Thursday, August 10, 2006
The company that renovated the downtown Peoples Bank building contracted Wednesday to buy the old post office on Tarboro Street.
Self-Help Credit Union bid $70,000 for the building during an auction Wednesday morning. The deal could finalize in about a month, said Paul Brown, construction director for the Durham-based nonprofit organization.
Telegram file photo |
| Durham-based Self-Help Credit Union has bought the old post office on Tarboro Street in downtown Rocky Mount. |
The company plans to replace the 76-year-old building's roof immediately, then completely renovate the building when it finds a tenant, Brown said.

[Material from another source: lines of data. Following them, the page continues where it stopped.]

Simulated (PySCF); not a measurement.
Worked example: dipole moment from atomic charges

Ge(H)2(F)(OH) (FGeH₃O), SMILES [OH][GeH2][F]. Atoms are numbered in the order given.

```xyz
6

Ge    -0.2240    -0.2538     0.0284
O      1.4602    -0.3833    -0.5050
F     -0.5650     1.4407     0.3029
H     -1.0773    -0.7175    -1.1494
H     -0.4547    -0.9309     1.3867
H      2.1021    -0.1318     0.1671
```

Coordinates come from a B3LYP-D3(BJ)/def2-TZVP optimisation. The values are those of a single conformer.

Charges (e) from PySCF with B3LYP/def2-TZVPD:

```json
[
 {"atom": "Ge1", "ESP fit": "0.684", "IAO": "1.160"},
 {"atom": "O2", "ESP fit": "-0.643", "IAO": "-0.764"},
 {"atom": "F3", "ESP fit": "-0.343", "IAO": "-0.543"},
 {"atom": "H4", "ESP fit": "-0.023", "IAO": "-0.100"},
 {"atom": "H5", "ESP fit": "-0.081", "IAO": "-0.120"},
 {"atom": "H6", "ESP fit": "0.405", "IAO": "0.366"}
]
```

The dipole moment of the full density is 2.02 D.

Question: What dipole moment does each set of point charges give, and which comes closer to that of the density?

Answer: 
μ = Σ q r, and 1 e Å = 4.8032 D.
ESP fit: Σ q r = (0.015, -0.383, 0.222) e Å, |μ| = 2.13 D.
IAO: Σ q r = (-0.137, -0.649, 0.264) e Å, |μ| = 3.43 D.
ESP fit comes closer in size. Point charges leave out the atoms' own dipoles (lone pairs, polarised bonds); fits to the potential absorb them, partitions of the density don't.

"They're the best-case buyers for this building," said Rocky Mount Downtown Development Manager Ian Kipp. "They've got a lot of things working for them: experience dealing with these things, getting the tax credits, doing the rehab work."
Self-Help has invested more than $51 million in redeveloping buildings across North Carolina and Washington, D.C. It bought the Peoples Bank building in 1999, and tenants moved into the renovated building earlier this summer.
Dr. Stephen Kinard – who with his wife, Donna, own the post office building through a limited liability company named Propel Enterprises – had a Wednesday auction for both the old post office as well as a 77-year-old office building at 120 Howard St. they own. But the Kinards rejected the highest bid for the Howard Street property because it did not meet the minimum asking price of $75,000.
"There were several interested in buying the (post office) building, so for the playing field to be level, we thought the auction would be the way to go," Donna Kinard said. "We also wanted to bring some visibility to the downtown renovation projects."
The Kinards bought the old post office, which has a tax valuation of $277,358, from Edgecombe Community College in 2003 for $30,000, less than half of Wednesday's top auction bid. The 2003 sale included a protective agreement by which Preservation North Carolina has the right to first refusal on the building, meaning it could match or beat any potential buyer's offer.
But Kipp and Brown said that will be unlikely. Self-Help has worked with Preservation North Carolina before and has been in contact for weeks with the nonprofit organization, Brown said.
The building will likely work best for a single tenant, such as a charter school, insurance company or bank, he said. The renovation will be designed to fit whatever tenant is found.
"I spent the better part of the morning soliciting my friends and new friends in Rocky Mount to talk it up and find us a new tenant," Brown said. "It would make a very stately building for somebody that needed to present a substantial image to Rocky Mount."
The speculative purchase is similar to the Peoples Bank building, Kipp said. The purchase will keep the building's historic face and likely make it useful in the future, he said.
"The historic preservation in downtown Rocky Mount is what distinguishes Rocky Mount from anywhere else," Kipp said. "Once they find a tenant, they're going to renovate the building and renovate it in the way it deserves to be done."